Data policy and data format
The ESRF data policy allows users to access their data and electronic logbook at https://data.esrf.fr. The data is written in Nexus compliant HDF5 files in a specific directory structure.
Directory structure¶
Under the ESRF data policy the data directory is determined from: proposal name, sample name and dataset name. The data directory for a user experiment is:
/data/visitor/proposal/beamline/sample/sample_dataset/
Proposal¶
Change the proposal name with the command newproposal()
:
DEMO [1]: newproposal("hg123")
Proposal set to 'hg123'
Data path: /data/visitor/hg123/idxy/sample/sample_0001
The root directory is determined from the proposal name (can be configured):
- user experiment: /data/visitor/proposal
- inhouse (starts with the beamline name): /data/idxy/inhouse/proposal/
- test (starts with test, temp or tmp): /data/idxy/tmp/proposal
When no proposal name is specified the default used is the beamline proposal name of the month (in this example February 2020 at beamline idxy).
DEMO [3]: newproposal()
Proposal set to 'idxy2002'
Data path: /data/idxy/inhouse/idxy2002/idxy/sample/sample_0001
The default beamline proposal is also accessible through https://data.esrf.fr and offers an electronic logbook with the exception of test proposals.
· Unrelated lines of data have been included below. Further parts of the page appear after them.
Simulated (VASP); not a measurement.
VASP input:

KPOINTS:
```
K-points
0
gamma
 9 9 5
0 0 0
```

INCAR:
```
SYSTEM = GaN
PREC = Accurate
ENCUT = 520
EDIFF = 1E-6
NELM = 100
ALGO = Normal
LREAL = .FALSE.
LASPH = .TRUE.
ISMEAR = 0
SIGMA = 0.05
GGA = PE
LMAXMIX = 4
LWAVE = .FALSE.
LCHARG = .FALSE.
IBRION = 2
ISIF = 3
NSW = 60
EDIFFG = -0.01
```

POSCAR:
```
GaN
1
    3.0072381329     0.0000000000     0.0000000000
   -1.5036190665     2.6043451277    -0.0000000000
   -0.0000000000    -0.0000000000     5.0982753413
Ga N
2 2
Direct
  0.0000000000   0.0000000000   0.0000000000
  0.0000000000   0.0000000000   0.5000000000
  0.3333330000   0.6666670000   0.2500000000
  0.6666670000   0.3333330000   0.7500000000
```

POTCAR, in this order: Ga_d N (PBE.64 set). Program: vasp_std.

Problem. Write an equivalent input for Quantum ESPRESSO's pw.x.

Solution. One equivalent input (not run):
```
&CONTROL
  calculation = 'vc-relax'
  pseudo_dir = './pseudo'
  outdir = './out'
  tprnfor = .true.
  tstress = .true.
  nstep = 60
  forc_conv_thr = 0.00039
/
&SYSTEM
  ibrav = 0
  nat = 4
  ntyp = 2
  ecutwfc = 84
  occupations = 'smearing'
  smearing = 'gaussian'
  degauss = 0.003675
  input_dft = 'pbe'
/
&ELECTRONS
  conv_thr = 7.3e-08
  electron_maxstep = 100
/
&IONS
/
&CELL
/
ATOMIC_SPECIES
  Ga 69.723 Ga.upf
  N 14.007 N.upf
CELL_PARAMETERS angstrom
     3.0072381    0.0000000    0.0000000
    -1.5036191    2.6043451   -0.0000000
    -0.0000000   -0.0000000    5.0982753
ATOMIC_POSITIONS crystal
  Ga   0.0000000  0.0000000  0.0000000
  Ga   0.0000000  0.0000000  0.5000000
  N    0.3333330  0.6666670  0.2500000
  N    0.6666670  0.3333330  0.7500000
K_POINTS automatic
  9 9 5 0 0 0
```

At the end of an experiment you can use the function endproposal()
to ensure nobody accidentally
adds data to the proposal directory from Bliss. Just like the command newproposal()
it switches
data saving to the default beamline proposal of the month.
DEMO [3]: endproposal()
Proposal set to 'idxy2002'
Data path: /data/idxy/inhouse/idxy2002/idxy/sample/sample_0001
Sample¶
Change sample name with the function newsample()
:
DEMO [4]: newsample("treated_cells_1_4")
Sample set to 'treated_cells_1_4'
Data path: /data/visitor/hg123/idxy/treated_cells_1_4/treated_cells_1_4_0001
Dataset¶
Change the dataset name with the function newdataset()
:
DEMO [5]: newdataset("area1")
Dataset set to 'area1'
Data path: /data/visitor/hg123/idxy/treated_cells_1_4/treated_cells_1_4_area1
When no dataset name is specified, datasets are numbered (unique within a sample):
DEMO [6]: newdataset()
Dataset set to '0005'
Data path: /data/visitor/hg123/idxy/treated_cells_1_4/treated_cells_1_4_0005
Data structure¶
Within the directory of a dataset you can find the main Nexus compliant HDF5 file.
/data/visitor/proposal/beamline/sample/sample_dataset/sample_dataset.h5
All scan data belonging to the dataset are accessible through this one file, although some detectors (for example all 2D detectors) actually save their data in separate files.
Data writing¶
A TANGO device referred to as the Nexus writer saves all data produced by BLISS. Data saving can be monitored through this device:
Accessing data¶
The ESRF Data Analysis Unit provids two main tools to visualize generic Nexus data:
- silx view
- pymca
A description on how to access HDF5 files, while they are being modified by a writer, can be found here.
Silx view¶
silx view sample_dataset.h5
Silx view can be called directly from a BLISS shell via silx_view()
function. It points then on the last scan’s data file.
Warning
Do not use a silx versions older than 0.12.0
BLISS locks the dataset file sample_dataset.h5 during scans. If other applications have locked the file (which is the default behaviour when opening HDF5 files) BLISS cannot write to it and scans will be prevented from starting. Tools like silx and pymca do not lock the file and are able to visualize its content without disturbing ongoing scans.
PyMca¶
pymca sample_dataset.h5
Provides easy access to positioner and detector data for plotting.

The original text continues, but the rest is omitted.